And when the days of his mourning were past, Joseph spoke to the house of Pharaoh, saying, If now I have found grace in your eyes, please speak in the ears of Pharaoh saying,
My father made me swear, saying, Lo, I die. You shall bury me in my grave which I have dug for me in the land of Canaan. Now therefore, please, let me go up and bury my father, and I will come again.
And Joseph went up to bury his father. And all the servants of Pharaoh went up with him, the elders of his house, and all the elders of the land of Egypt,
and all the house of Joseph, and his brothers, and his father's house. They left only their little ones and their flocks and their herds in the land of Goshen.
And they came to the threshing floor of Atad, beyond Jordan, and there they mourned with a great and very sore lamentation. And he made a mourning for his father seven days.
And when the inhabitants of the land, the Canaanites, saw the mourning at the grain floor of thorns, and they said, This is a grievous mourning to the Egyptians. Therefore they called its name, Meadow of Egypt, which is beyond Jordan.
For his sons carried him to the land of Canaan, and buried him in the cave of the field of Machpelah, which Abraham bought with the field for a burying place from Ephron the Hittite, before Mamre.
And when Joseph's brothers saw that their father was dead, they said, Joseph will perhaps hate us, and will certainly repay us all the evil which we did to him.
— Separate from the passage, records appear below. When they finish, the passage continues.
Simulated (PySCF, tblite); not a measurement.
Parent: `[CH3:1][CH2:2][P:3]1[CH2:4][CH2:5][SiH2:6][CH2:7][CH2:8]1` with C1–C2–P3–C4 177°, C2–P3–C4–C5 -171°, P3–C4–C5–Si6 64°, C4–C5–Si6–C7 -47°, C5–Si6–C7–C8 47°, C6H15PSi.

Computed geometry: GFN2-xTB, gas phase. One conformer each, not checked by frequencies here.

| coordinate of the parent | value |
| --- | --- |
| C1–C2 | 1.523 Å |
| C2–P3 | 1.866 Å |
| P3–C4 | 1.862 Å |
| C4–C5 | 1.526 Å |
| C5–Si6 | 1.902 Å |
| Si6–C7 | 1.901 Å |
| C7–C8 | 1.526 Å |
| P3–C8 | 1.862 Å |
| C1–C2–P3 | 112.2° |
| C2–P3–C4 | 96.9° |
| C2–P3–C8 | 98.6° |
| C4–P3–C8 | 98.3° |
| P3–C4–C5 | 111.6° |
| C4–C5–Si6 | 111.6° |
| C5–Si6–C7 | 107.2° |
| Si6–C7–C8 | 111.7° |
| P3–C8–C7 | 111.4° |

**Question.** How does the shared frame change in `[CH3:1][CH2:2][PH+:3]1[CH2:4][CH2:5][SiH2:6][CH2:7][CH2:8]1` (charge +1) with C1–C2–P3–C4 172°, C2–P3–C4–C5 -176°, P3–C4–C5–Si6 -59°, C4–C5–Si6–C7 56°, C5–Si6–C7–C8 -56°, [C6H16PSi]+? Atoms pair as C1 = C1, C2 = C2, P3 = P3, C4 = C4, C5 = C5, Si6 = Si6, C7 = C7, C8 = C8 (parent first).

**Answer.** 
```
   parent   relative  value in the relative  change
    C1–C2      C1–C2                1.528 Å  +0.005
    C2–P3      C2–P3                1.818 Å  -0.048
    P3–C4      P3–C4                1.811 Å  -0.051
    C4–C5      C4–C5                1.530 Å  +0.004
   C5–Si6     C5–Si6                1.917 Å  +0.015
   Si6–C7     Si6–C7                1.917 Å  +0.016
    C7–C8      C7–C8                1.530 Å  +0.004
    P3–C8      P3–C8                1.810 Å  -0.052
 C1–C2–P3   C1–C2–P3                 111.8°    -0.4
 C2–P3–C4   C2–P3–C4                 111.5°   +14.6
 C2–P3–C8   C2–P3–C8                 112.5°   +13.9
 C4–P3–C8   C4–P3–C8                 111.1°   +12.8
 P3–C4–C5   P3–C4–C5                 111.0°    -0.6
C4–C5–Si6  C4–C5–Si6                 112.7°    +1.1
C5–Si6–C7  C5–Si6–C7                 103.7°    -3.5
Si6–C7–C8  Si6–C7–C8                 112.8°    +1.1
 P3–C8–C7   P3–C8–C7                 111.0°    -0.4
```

So shall you say to Joseph, please lift up the rebellion of your brothers, and their sin. For they did evil to you. And please now lift up the rebellion of the servants of the God of your father. And Joseph wept when they spoke to him.
And Joseph said to his brothers, I die. And God will surely visit you, and bring you out of this land into the land which He swore to Abraham, to Isaac, and to Jacob.